Time for the Lego 250 reviews to hit up a new theme. This time we’re heading into territory very close to my heart: the world of ghouls, ghosts, vampires, and werewolves. It’s the creepy wonderment of the Monster Fighters theme, and the introductory set 9461 The Swamp Creature.
Monster Fighters was a wholly original theme that debuted in 2012. Because it wasn’t licensed, and wasn’t likely to bring in as many dollaroonies as simply cranking out another obscure set of buildings that appeared in the background of a Harry Potter movie for four seconds, it lasted exactly one season, involving ten sets and a couple of polybags. I have seven of them: you’re going to be reading a lot about this theme. 9461 The Swamp Creature is the smallest of my collection, coming in at just over 60 pieces, with 2 minifigs.
The monster fighter guy is just happy to be here. The Swamp Creature maybe not so much.
The smallest set in a theme should do several things. It should serve as an accurate indication as to the argument kids can resort to when guilting parents into buying the expensive sets. It should have some level of playability that lasts longer than the six minutes it will take to build. And because the set is too small to brag about, it should have contain at least one minifig worth showing off to make your friends jealous. 9461 The Swamp Creature satisfies on all fronts.
The build itself is fairly basic, consisting of a swamp boat and a small outcropping upon which rests a transparent ‘moonstone’, the plot token of this particular theme. For once the not-like-us bad guys of a Lego theme actually are the bad guys: the narrative furphy involves the monsters attemptingto collect the stones to provide their leader, Lord Vampyre, with the power to unleash a monsterpcalypose upon the world. Which, I’m guessing, isss… bad?
It’s a very quick build, but it’s playable enough, and given their similarity in size, the two components should be happily swappable with second siblings to ensure everyone gets a fair shake.
Good enough to give everyone a turn, not so good that anyone’s going to feel too special.
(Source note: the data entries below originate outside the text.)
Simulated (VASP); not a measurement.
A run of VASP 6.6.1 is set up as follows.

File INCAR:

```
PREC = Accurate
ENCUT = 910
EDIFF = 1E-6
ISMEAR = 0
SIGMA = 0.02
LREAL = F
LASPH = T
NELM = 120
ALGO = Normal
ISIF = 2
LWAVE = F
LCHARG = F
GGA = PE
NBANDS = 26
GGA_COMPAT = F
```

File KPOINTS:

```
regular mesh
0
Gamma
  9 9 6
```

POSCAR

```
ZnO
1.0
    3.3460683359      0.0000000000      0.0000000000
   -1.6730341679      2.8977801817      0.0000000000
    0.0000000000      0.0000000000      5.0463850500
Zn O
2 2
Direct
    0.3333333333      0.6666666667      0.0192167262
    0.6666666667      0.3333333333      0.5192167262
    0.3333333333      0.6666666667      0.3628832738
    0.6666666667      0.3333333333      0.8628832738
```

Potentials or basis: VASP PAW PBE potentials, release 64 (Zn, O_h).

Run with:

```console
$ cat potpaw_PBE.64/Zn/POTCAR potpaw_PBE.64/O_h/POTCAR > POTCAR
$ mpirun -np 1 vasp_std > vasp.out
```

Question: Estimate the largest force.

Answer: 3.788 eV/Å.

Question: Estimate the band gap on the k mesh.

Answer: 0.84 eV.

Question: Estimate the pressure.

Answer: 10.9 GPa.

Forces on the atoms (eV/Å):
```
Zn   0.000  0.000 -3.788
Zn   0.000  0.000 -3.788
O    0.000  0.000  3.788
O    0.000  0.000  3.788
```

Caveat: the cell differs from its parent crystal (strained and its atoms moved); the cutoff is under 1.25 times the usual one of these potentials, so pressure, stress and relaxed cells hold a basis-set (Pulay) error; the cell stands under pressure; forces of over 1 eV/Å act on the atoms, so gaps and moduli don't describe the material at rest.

The real attraction here are the minifigs. The human, Frank Rock (thanks to Brickset for providing this incredibly important information that I have never cared about), is impressively detailed, but it’s the Elvis quiff he’s sporting that is the real prize: there are about a million dioramas where it would fit wonderfully. The Swamp Creature himself (Or, actually, herself. There are no genitals or boobies at play here) is just gorgeous. The printing is crisp, and clear, and goes right round the torso; and that headpiece is fantastic. This is a figure that would be at home in a monster diorama, or an alien one, or a post-apocalyptic one…… it’s the highlight of the set by a fair margin.
Hello, Mrs Adams. Is Julie home?
9461 The Swamp Creature is a nice little set, worth the prices of admission for the Creature alone. It doesn’t set any worlds on fire, but as a guide to the larger, more complex sets in the theme, it encapsulates the look, feel, and intent perfectly.
A solid little set that provides a good introduction to a fantastic theme.